The Company intends to use the net proceeds from the Cimarron Sale for general
corporate purposes, which may include repayment of debt, and for future
acquisitions or joint ventures which are expected to be in the food services
industry. There can be no assurance, however, that the Cimarron Sale will result
in an improvement in the Company's results of operations or financial condition.

RECOMMENDATION OF THE COMPANY'S BOARD OF DIRECTORS

  THE BOARD OF DIRECTORS RECOMMENDS THAT THE STOCKHOLDERS VOTE "FOR" THE
CIMARRON SALE PROPOSAL.

  On September 20, 1995, the Board of Directors adopted a resolution that would
permit the Company, subject to approval by the Company's stockholders, to sell
its natural gas gathering, processing, marketing and trading business conducted
by Cimarron on such terms and conditions and for such consideration as the Board
of Directors determines to be expedient and fair to, and in the best interests
of, the Company and its stockholders.  All Board members except one were present
at the meeting and the vote to approve the Cimarron Sale Proposal at that
meeting was unanimous. Approval of the Cimarron Sale Proposal by the
stockholders of the Company at this time is being sought to give the Company the
flexibility of selling the stock or assets of Cimarron without the requirement
of seeking any further stockholder approval because, depending upon the
revenues, earnings and assets of the Company at the time of the consummation of
the Cimarron Sale, the Cimarron assets might be deemed under Delaware law to
constitute all or substantially all of the Company's assets. The Company
believes that seeking any additional stockholder approval at a later time would
be time-consuming and costly and would reduce the Company's flexibility in
negotiating and closing the sale of Cimarron in a timely manner.

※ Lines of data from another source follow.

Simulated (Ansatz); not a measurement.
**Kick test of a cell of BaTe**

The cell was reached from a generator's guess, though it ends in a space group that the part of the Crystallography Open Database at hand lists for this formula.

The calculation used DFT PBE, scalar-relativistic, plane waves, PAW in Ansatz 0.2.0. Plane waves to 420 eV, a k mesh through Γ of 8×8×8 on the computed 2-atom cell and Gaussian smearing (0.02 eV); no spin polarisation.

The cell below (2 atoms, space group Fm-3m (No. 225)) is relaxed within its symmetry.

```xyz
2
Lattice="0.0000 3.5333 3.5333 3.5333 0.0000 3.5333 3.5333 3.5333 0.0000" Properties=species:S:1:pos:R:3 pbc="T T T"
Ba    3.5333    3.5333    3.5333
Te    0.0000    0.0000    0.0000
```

  In determining the value of Cimarron in contemplation of the Cimarron Sale,
the Board of Directors intends to rely on, among other things, best estimates of
management of the Company as to the value of Cimarron; the advice of financial
advisors and a fairness opinion of Schroder Wertheim or another independent
investment banking firm.

  The proposed Cimarron Sale will not involve a "going private" transaction or
sale to affiliates or insiders of the Company.

RESOLUTIONS PROPOSED FOR ADOPTION BY STOCKHOLDERS

  Resolutions in substantially the following form will be proposed at the
Special Meeting for consideration of the Company's stockholders:

     "RESOLVED, that the sale of the stock or assets of Cimarron Gas Holding
  Company and its subsidiaries is hereby approved on such terms and conditions
  and for such consideration as shall be determined by the Board of Directors of
  the Company to be expedient and fair to, and in the best interests of, the
  Company and the stockholders of the Company; and further

     RESOLVED, that the appropriate officers of Zapata Corporation are hereby
  authorized in their discretion to execute such documents in the name and on
  behalf of the corporation and to take other actions as are in their sole
  judgment necessary or appropriate to effectuate the purpose of the foregoing
  resolution; and further

     RESOLVED, that all acts and deeds previously performed by the officers and 
  directors of Zapata Corporation prior to the date of this resolution that are
  within the authority conferred by the foregoing resolutions are hereby
  ratified, confirmed and approved as authorized deeds of Zapata Corporation."